Implementing a class of a nameless namespace outside the namespaceblock

J

Juha Nieminen

This is possible:

namespace X { class A; }

class X::A { <implementation> };

However, what about nameless namespaces? Does this do what I want?

namespace { class A; }

class ::A { <implementation> };

Or does "::A" mean something else?
That compiles, but is it doing what I want? Note that this seems
to compile too:

namespace { class A; }

class A { <implementation> };

I don't really understand what is the meaning of that.
 
F

Fei Liu

Juha said:
This is possible:

namespace X { class A; }

class X::A { <implementation> };

However, what about nameless namespaces? Does this do what I want?
It's not nameless, it's anonymous (its name is hidden from you). What's
the logical outcome of this classification on the terminology then?
 
J

Juha Nieminen

It's not nameless, it's anonymous (its name is hidden from you). What's
the logical outcome of this classification on the terminology then?

A "yes" or "no" answer would have been more helpful.
 
M

Michael Oswald

Juha said:
namespace { class A; }

class A { <implementation> };


For what I understand, an anonymous namespace is something like that:

namespace { class A;}

translates to something like:

namespace some_unique_name_generated_from_compiler { class A; }
using some_unique_name_generated_from_compiler;


Otherwise you wouldn't have access to an anonymous namespace. So I think
your second solution is quite right.


lg,
Michael
 
E

Eric Johnson

A "yes" or "no" answer would have been more helpful.

Yes, there is something known as "unnamed" namespaces. If you have
access to Bjarne Stroustrup's "C++ Programming Language," he does a
good job of explaining it. The basic idea of unnamed namespaces is to
keep names within the unnamed namespace local to the translation unit
(i.e. source file) in which they were declared. What is unique about
unnamed namespaces is that when you use an unnamed namespace, there is
an implied using-directive. That way you can use the names that were
declared within the namespace, inside the same translation unit.

You also asked about this syntax:
class ::A { <implementation> };

My understanding is that whenever you proceed a name with "::", that
refers to the global namespace, which would be different from the
unnamed namespace. Do an experiment. Try creating a class 'A' in the
global namespace and one in an unnamed namespace. Give them different
public members or methods, so you can easily tell them apart and see
how you can use them in the same source file.

Good luck!
 
F

Fei Liu

Juha said:
A "yes" or "no" answer would have been more helpful.
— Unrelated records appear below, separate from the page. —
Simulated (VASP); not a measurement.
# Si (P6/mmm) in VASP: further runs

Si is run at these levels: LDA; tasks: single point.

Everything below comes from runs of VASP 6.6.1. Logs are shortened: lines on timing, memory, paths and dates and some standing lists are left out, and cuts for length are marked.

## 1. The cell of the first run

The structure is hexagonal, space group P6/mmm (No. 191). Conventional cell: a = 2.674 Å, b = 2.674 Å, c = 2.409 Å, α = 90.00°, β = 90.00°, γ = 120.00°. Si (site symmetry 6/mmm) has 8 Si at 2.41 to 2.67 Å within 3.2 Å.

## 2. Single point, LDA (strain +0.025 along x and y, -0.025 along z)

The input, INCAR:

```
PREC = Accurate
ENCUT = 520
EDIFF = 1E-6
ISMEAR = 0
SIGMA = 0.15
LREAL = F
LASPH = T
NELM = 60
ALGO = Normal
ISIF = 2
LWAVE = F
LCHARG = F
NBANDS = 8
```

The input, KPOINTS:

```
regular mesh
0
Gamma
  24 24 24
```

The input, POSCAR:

What meaning does it hold for me to tell you 'yes' or 'no'. You would
blindly take someone else's answer over the internet? If you so disire,
then my answer is 'no'. I guess that's more helpful for you now...
 
J

Juha Nieminen

Fei said:
What meaning does it hold for me to tell you 'yes' or 'no'. You would
blindly take someone else's answer over the internet? If you so disire,
then my answer is 'no'. I guess that's more helpful for you now...

Then is it possible to do what I want? If yes, how?

It would seem odd to me that you can pre-declare a class in a
namespace and then declare/implement it outside of the namespace
block (with a "class TheNameSpace::TheClass { <implementation> };"
kind of syntax) but you couldn't do the same with an anonymous
namespace.

One could justly ask why not just implement it inside the namespace
block, as it's just visible inside that compilation unit (ie. that
source file) anyways. It's just a question of indentation (I would
prefer being able to implement the class outside the namespace block
to avoid an extra indentation level).

Of course one could then ask why not use a named namespace (and
a 'using' to effectively give the same effect as the anonymous
namespace). Well, that feels like a slightly worse solution because
a named namespace is not local to the current compilation unit like
an unnamed one is.
 
G

Greg Herlihy

This is possible:

namespace X { class A; }

class X::A { <implementation> };

However, what about nameless namespaces? Does this do what I want?

namespace { class A; }

class ::A { <implementation> };

Or does "::A" mean something else?
That compiles, but is it doing what I want? Note that this seems
to compile too:

No, ::A is in the global scope, the other A is not - they do not refer
to the same "A" class.
namespace { class A; }

class A { <implementation> };

Same as above.
I don't really understand what is the meaning of that.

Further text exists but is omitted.